Tuesday, 26 April 2011
Obama Urges End to ‘Unwarranted’ Oil, Natural Gas Tax Breaks
President Barack Obama urged congressional leaders to act quickly on his proposals to eliminate “unwarranted” tax breaks for the oil and gas industry and use the savings to fund clean-energy programs.
His request to Democratic and Republican leaders of Congress came after House Speaker John Boehner expressed “openness to eliminating these tax subsidies,” according to a letter released today by the White House.
Obama said there is “no silver bullet” to stop rising gasoline prices that are putting pressure on consumers and threatening to hinder the recovery. Instead, the U.S. should act to buffer Americans from higher prices in the long term by investing in alternative energy, he said.
“One of those steps is to eliminate unwarranted tax breaks to the oil and gas industry and invest that revenue into clean energy to reduce our dependence on foreign oil,” Obama wrote in a letter to Boehner, House Democratic leader Nancy Pelosi of California, Senate Majority Leader Harry Reid of Nevada and Senate Minority Leader Mitch McConnell of Kentucky.

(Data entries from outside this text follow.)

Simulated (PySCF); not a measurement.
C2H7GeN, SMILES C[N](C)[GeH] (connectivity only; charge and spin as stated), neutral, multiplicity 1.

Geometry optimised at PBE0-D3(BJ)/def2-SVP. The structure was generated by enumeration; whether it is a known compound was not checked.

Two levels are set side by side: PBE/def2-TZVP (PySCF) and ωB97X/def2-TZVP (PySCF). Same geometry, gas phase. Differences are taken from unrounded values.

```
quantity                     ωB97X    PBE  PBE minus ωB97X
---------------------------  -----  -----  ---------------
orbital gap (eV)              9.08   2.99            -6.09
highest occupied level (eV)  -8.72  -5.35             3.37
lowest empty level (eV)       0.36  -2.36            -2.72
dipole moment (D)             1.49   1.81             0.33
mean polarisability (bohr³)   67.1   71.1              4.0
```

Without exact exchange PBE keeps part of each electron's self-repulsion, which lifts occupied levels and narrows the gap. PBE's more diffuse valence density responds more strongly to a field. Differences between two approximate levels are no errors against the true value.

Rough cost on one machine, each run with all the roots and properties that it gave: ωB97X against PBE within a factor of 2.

Energy prices, particularly for gasoline, are emerging as a political issue as Obama is preparing for his 2012 re-election campaign. Oil for June delivery fell 52 cents to $111.76 a barrel at 1:49 p.m. on the New York Mercantile Exchange. Prices have gained about 33 percent in the past year. The average retail price for a gallon of gasoline is $3.869, compared with $2.854 a year ago, according to the AAA’s daily survey.
Obama Television Interview
The president continued to press the case in an interview with a Detroit television station, one of four he conducted today with local broadcasters. It “makes no sense” for oil companies to continue to get the tax breaks while gas prices are so high and the companies are enjoying enormous profits, he said on WXYZ.
“This is obviously something that’s affecting everybody,” he said. “We’ve got to make sure that we take those $4 billion and we reinvest in things like alternative energy vehicles.”
Boehner, an Ohio Republican, told ABC News in an interview broadcast yesterday that subsidies for oil and gas companies are “certainly something that we ought to be looking at.”
“Everybody wants to, to go after the oil companies,” Boehner said. “And, frankly, they’ve got some part of this to blame.”
Budget Proposal
Obama’s fiscal 2012 budget plan, unveiled Feb. 14, proposes eliminating oil and gas tax breaks estimated at $46.2 billion over 10 years. They include $11.2 billion from the so-called percentage depletion deduction for oil and natural gas wells, which benefits small producers.
Without giving specifics about what tax breaks he might be willing to scrutinize, Boehner questioned whether big oil companies need the oil depletion allowance. He also argued that Republicans want to open up more exploration and new domestic production, sending a message to commodity markets that he said might calm jitters.
“I think if we began to allow more permits for oil and gas production it would send a signal to the market that America’s serious about moving toward energy independence,” Boehner said, according to an ABC transcript. That “would calm these prices down quite a bit.”
Obama’s budget proposal also targets a break that lets oil companies expense production costs such as labor, drilling rig time and rig maintenance, and reduce their tax liability more quickly than under regular depreciation rules.
Raising Taxes
Boehner’s spokesman, Brendan Buck, said today that Obama’s proposal “would simply raise taxes and increase the price at the pump.”
McConnell also criticized the proposal as “counterproductive” and said in a statement that Obama should instead encourage domestic energy production.
Obama is working to save his proposals for research and development of alternative and clean energy sources from budget cuts as Congress and the administration look for ways to trim budget deficits that are forecast to exceed $1 trillion this year and next. The proposals were part of Obama’s fiscal 2011 budget and never acted on by Congress.
The president, aiming to reduce the political fallout of increasing gasoline prices, announced last week that the Justice Department will examine the role of “traders and speculators” in oil markets and how they may contribute to rising prices.
“We are going to make sure that no one is taking advantage of American consumers for their own short-term gain,” Obama told an audience in Reno, Nevada, on April 21.